Mike Wells, president of REI Investments Inc., said plans unveiled Jan. 24 by Flaherty & Collins Properties to build a mixed-use project anchored by a Marsh grocery store on the northwest side of downtown are a positive sign.
“You can tell the momentum is building for the downtown,” he said. “The city will have another shovel-ready site in Market Square.”
Market Square is not necessarily next on the list, Huber said.
Ballard’s administration is juggling a number of projects, the most imminent of which is redevelopment of the former Massachusetts Avenue fire station.
Other opportunities could arise, Huber said, and the city would have to act quickly, as it did with the Flaherty & Collins project. Much of the land that will be used is surface parking for OneAmerica Financial Partners employees, so the city agreed to make up the lost spaces by building a $13 million parking garage.
“When someone else owns the property, deals take on a different character,” Huber said.
The Washington Street parking lot was a “speculative” purchase, Kintner said, which is why it made more sense for the CDC than the city.
If redevelopment stalls, the CDC will refinance its five-year loan from Louisville-based Stock Yards Bank & Trust, which was based on an estimated $360,000 a year in parking revenue, he said.
Although the lot was last assessed for tax purposes at $2.2 million, Kintner said the bank’s appraisal of $4.4 million justifies the purchase price. (The lot, just east of the City-County Building, serves mostly daily parkers.)
The loan covered 80 percent of the purchase price, and Indianapolis Downtown Inc. supplied a $1 million down payment as a secondary lender.

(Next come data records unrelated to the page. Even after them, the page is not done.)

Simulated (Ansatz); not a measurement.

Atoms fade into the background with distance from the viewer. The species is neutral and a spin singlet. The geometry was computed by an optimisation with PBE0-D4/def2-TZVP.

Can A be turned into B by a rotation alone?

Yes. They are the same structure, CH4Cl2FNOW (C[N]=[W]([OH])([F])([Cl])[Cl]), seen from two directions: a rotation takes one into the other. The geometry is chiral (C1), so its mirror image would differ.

IDI, which promotes downtown, has just a $3 million budget but had $8 million in an investment reserve at year-end.
The group used the reserves as collateral for a $1 million loan, then lent the money to Circle Area CDC at a higher interest rate of 7 percent.
IDI President Tamara Zahn said her organization’s finance committee decided the loan was a good financial move, as well as important to IDI’s mission.
“Our mission is to make sure downtown is successful and continues to grow,” she said. “This parcel is key to the redevelopment of the Market Square Arena site, which is key to the redevelopment of the east side of downtown and the south side of downtown.”
IDI has a close relationship with the Indianapolis Bond Bank, which supplied $600,000 of its budget last year.
That money, which came from the city’s downtown tax-increment financing district, was not for a specific service or program, said Julia Watson, vice president of marketing and communications.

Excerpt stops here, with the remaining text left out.